UPDATE: Brookfield Township Zoning Committee will hand out literature and answer questions from 11 a.m. to 2 p.m. Friday, Sept. 7, and 10 a.m. to 1 p.m. Saturday, Sept. 8, on the green in Brookfield Center.
Sure, there were people who attended the July 23 Brookfield trustees’ public hearing on the proposed zoning resolution who were against zoning.
But, the discussion went beyond standard opinions about a property owners’ rights and whether someone wanted a junkyard to move in next door.
There were questions about specific sections of the proposed zoning resolution, how parts of the resolution were derived, and how zoning – the regulation of land use – could change Brookfield from what it is today.
“Those weren’t questions, really, attacking the nature of zoning,” said township attorney Gil Blair. “Those were questions saying, ‘Hey, we might want to think of the use of this land in a different way.’ Those are great issues to raise.”
Dan Styduhar, who lives in the Valley View development, brought up one of those great issues. He objected to Valley View being classified as high-density residential, the same as the West Hill.
“The character of the West Hill R-3 and the character of Valley View R-3 are totally, totally different,” said Styduhar, comparing the age of the homes and the size of lots.
He also noted that the permitted uses in R-3 included group homes, boarding and rooming houses and dormitories.
“I don’t want to see a group home in Valley View,” Styduhar said. “I don’t want to see dormitories in Valley View.”
“That would be a subject you could take up once you actually adopt the ordinance,” said Shane Burkholder of the Trumbull County Planning Commission, who drew the proposed zoning resolution map. “You might want to change it down the road.”
As for group homes, “those are very hard to legislate, leaving them out of different jurisdictions,” said Burkholder. “They’re a protected class, most of the time.”
Steve Shull asked about the industrial designation for land at the northeast corner of Warner and Warren Sharon roads. He said the area is a mix of commercial businesses, residences and farm land.
“If I was living on Warner Road, and I found out that was zoned industrial, I would complain about the noise,” he said. “As far as industry goes, I think we have enough available land.”
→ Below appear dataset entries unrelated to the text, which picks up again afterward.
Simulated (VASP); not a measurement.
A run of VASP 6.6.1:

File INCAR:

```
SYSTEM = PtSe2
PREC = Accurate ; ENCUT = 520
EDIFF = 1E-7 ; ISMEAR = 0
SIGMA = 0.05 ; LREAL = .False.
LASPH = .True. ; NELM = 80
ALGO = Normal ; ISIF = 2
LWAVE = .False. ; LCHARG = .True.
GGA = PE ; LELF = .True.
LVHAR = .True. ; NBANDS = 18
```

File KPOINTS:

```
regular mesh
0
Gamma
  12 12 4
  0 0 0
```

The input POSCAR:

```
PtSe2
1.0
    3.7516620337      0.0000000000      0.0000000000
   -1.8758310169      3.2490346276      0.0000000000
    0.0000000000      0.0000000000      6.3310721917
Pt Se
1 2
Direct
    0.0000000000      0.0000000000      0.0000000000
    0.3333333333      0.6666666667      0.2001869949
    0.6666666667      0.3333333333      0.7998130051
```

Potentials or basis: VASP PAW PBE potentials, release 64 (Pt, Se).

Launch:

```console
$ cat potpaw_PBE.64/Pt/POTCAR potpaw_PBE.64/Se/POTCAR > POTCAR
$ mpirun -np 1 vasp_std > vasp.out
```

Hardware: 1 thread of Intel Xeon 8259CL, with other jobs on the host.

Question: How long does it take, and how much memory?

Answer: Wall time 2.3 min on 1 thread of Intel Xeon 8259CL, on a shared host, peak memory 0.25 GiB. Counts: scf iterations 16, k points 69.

Trustee Ron Haun said the land was proposed industrial because of the existing business there, and township attorney Gil Blair noted the railroad that runs through that area, which could make it attractive as a location for warehouses.
Shull said the industrial tag mischaracterizes the businesses there.
“Those are commercial businesses,” he said. “They are not industrial.”
Styduhar questioned why the resolution does not differentiate between heavy and light industrial areas. It simply lists industrial/manufacturing as a zone.
“Some of these things I see here are really scary: coal or coke yards,” he said of the permitted uses in the industrial zone. “Some of these are rather intimidating.”
He said he would consider the industrial section Shull spoke of and that around the Nick Strimbu Inc. headquarters as better suited to light industry.
Blair, a Weathersfield Township trustee, said people need to take a “practical approach” to the resolution.
“Your coal and coke yards are going to be, probably, found near your rail spurs, your heavy rail areas, which is going to be down in the Masury area,” Blair said.
Reading from the resolution, Blair added: “Land use activity in this area can only be permitted if it not noxious, dangerous or offensive due to emission of odor, dust, smoke, gas, noise, flame or vibration. So, that does take into account a lot of limitation of certain industries and allows flexibility for the zoning commission in dealing with these things.”
Dave Harden, who described himself as neither for nor against zoning, said people seem to have two concerns: the cost to run the zoning bureaucracy and the amount of regulation it will impose.
“The business that I was in, I dealt with a lot of zoning commissions … submit all my drawings and signage for all the areas that I’ve worked in,” said Harden, who was the son of the George in the former Brookfield business Signs by George and Son. “What I found is, over time, things get more strict and more strict, which is fine, but it also entails more people.”
“As far as the zoning commission comes into play, somebody has to run it,” Harden said. “There’s going to be four or five or 10 people that run the zoning department, correct?”
“There’ll be not a department,” Haun said, reiterating that current township Code Enforcement Officer Jimmy Ewing would be named zoning officer and would work the same part-time schedule he does now for the same pay.
Pat Dolan said she didn’t see how zoning might attract business and other development to Brookfield when neighboring communities that are zoned – she mentioned Sharon, Hermitage, Girard and Warren – are losing businesses.
Besides, she said, she doesn’t want Brookfield to lose its “country atmosphere.”
“You want to change it into a Hubbard atmosphere or a Girard atmosphere,” Dolan said. “I think that’s why a lot of people are against the zoning, because you want to change the atmosphere of the township.”
“I understand what you’re saying. I’ve lived here my whole life,” Haun said. “I think you can have both.”
Burkholder added that zoning is “not just for business.”
“It’s also to regulate that country feel so you can retain it,” he said. “In a township with no zoning, there is nothing stopping you from coming into your nice, country town and putting in a marijuana farm next door, or a chicken farm, or some other noxious, loud nuisance next door. If you want to retain the character of the neighborhood or the township, zoning is absolutely the only way to do it.”
Brookfield Township Zoning Commission Alternate Member Leyla Sartori said she attended a zoning board meeting in Hartford and came away feeling that that board was trying to do exactly what Dolan advocated.
“They weren’t in there doing these plannings for these big, huge pushes for major industrial things going on,” Sartori said. “It was definitely about preservation of the township and that community and keeping it intact, keeping it that way. I think it would be very similar to how ours would work.”
Dolan said the meeting gave her food for thought.
“I’m working on it,” she said, when asked if she was for or against zoning. “I’ve been against it, but I’m working on different things on what they’ve said.”